Breaking the Mold: Namrata Singh Gujralby Henna Singh
Beautiful, smart, talented, and successful - and in Hollywood, of all places. Too good to be true, right?
Wrong. These words describe Namrata Singh Gujral, an actress based in Hollywood who not only has her Screen Actors Guild card but also runs her own production company called American Pride Films. The company's newest feature - Americanizing Shelley - is a film Namrata co-wrote partly because she saw that there were no movies that were commercial but still addressed the issues that Sikh-Americans face today.
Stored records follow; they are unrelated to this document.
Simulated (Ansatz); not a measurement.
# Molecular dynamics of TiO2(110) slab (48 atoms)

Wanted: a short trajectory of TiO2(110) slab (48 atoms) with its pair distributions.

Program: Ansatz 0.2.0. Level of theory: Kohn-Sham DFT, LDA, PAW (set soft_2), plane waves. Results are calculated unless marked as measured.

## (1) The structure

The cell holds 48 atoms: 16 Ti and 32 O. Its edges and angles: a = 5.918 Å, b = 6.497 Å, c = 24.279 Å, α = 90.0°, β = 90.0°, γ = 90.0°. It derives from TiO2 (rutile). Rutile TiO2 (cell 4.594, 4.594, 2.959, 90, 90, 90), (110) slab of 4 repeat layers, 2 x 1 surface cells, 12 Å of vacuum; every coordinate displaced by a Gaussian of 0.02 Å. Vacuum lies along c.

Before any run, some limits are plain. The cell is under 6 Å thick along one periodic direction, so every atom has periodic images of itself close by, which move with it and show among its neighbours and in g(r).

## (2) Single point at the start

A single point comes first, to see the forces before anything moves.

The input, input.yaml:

When asked whether she has experienced any typecasting in her career, she confessed that when she first started in the industry, she was asked to go on twelve auditions, each one for a role of a wife following her husband around. She was actually required to cry at her auditions because that was an important aspect of the melodramatic roles.
Needless to say, it became boring pretty quickly: it was clear that there was no dearth for roles for the stereotypical Indian wife.
It's not that Namrata didn't want emotional roles. She just wished that roles for South Asian women were of the same caliber as the roles offered to other actresses. Namrata found the solution in casting a wider net for good roles. Consequently, she has played Latin-American and even Persian women.
Namrata has achieved great success considering the short time that she has been in the industry. Not only has she acted in "House of Sand and Fog" starring Oscar winner Ben Kingsley, but she has also had a recurring role as a nurse on the popular soap opera "Passions". She has also been in a Bollywood film called Kaante.
"In Bollywood," Namrata says, "it's a lot easier to get roles."
Bollywood makes many movies but making it in Hollywood is much more difficult and more of an accomplishment. "The reason," she continues, "could be because most Bollywood actors lack formal training and have trouble connecting with the audience." Though she was offered roles in Bollywood, Namrata decided that she would rather work in Hollywood.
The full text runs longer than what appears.